A key Virginia state senator withdrew his support for a bill that would pave the way for the Washington Commanders to build a stadium in the state, a sign the piece of legislation could be in serious trouble.
State Senator Chap Petersen, a Fairfax Democrat, released a statement Wednesday that said he no longer supports the bill in Virginia’s legislature that would help fund the Commanders’ next stadium. The statement was an abrupt turn as Petersen was one of the main backers of the project as he originally voted for a bill in the state senate earlier this year.
Petersen’s statement also comes days after the news that the Commanders purchased an option to acquire land in Woodbridge — a site 23 miles from the U.S. Capitol in the District.
Petersen said he no longer supports the project or Virginia’s pursuit of the Commanders.
“I have two concerns,” Petersen said in a statement. “One is that the development is too far removed from an urban setting, unlike Nats Park at The Navy Yard, which will make it solely dependent on vehicle traffic for access. More importantly, I don’t have confidence in The Washington Commanders as a viable NFL franchise.”
Petersen’s withdrawal could be an indication that the stadium bill is losing support in Virginia’s legislature. The bill has already undergone significant changes as members from the House of Delegates and the Senate have worked to amend the legislation into one final bill for Gov. Ralph Northam. In the process, the state has dramatically lowered the amount that they’re willing to commit — dropping from $1 billion to $350 million.
Virginia’s General Assembly is scheduled to reconvene next week for a special session. If the special session — aimed at primarily passing a state budget — concludes without the amended bill being re-introduced for a vote, the legislation would die in the conference committee. The general assembly could always reconvene for another special session for the bill, but that would have to be before July 1. Virginia lawmakers are likely to vote on the state budget on June 1.
The Washington Post reported that State Senator Stephen D. Newman, a Bedford Republican, also cast doubt on the stadium bill after supporting it. Newman told the paper that “difficulties surrounding the owner” threaten to sink the legislation. He also indicated that the state’s price tag for the project would again be lowered to below $300 million.
Commanders owner Dan Snyder is the subject of at least four investigations over allegations of sexual misconduct and financial improprieties. The billionaire has denied the claims, but Congress, the NFL and attorneys general from Virginia and the District have active probes.
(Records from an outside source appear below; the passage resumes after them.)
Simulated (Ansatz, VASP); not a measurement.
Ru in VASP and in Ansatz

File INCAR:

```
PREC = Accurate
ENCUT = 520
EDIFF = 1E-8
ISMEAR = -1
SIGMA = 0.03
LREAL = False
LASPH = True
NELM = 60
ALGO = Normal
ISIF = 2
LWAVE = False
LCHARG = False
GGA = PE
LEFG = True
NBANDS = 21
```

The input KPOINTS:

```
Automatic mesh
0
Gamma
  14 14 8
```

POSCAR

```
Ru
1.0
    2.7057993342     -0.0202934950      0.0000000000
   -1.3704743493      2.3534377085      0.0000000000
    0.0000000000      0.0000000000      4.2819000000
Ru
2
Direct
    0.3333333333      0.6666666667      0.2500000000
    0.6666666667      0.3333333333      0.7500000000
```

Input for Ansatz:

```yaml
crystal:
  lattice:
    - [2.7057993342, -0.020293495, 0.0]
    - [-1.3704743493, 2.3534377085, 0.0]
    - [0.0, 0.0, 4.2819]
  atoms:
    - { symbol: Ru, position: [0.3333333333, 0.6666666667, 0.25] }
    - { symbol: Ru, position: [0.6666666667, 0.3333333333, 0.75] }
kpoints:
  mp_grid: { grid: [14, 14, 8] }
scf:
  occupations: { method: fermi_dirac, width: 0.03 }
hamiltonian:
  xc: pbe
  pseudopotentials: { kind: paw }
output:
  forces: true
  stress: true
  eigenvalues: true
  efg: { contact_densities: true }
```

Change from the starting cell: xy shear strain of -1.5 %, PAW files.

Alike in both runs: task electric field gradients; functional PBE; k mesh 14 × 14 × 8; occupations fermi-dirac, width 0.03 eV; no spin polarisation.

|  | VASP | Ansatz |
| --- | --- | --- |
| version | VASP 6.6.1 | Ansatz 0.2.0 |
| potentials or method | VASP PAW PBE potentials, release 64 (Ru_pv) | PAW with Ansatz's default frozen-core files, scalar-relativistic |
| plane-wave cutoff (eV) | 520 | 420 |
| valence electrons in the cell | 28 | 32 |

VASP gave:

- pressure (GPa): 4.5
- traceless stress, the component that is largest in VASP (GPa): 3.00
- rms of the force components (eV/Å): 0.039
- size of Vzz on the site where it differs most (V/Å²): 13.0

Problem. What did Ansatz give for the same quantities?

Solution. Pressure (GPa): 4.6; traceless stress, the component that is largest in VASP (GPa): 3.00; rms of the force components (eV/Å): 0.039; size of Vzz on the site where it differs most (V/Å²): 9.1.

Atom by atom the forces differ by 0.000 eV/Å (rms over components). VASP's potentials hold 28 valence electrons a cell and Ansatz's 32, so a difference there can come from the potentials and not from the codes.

Virginia legislators previously denied taking up an amendment for the stadium bill that called for the project to be dependent on the findings of investigations from Congress and the NFL. The House Oversight and Reform Committee began looking into the Commanders last fall after renewed backlash over the NFL’s decision to not release a written report of their workplace misconduct investigation into the Commanders. Amid the committee’s probe, the NFL launched a new investigation in February after a former Washington employee accused Snyder of making an unwanted advance.
Petersen, meanwhile, told The Washington Times in February that he was “comfortable” with the state providing funding for a portion of the project for the Commanders and providing other incentives such as allowing the team to keep a portion of tax revenue.
But Petersen’s tone publicly changed Wednesday evening. The turn was particularly stunning given that Petersen once co-founded the “Redskins Pride Caucus” in 2014. The caucus was formed to defend the team’s former moniker in light of criticism from American Indian groups.
“I grew up a Washington Redskins fan and was a season ticket holder for 22 years,” Petersen said. “That team defined our community for multiple generations. The Washington Commanders are not that team. They have no history, no tradition and no fan base. I do not consider them an appropriate economic partner for the Commonwealth of Virginia, because I don’t think they have the community support to survive.”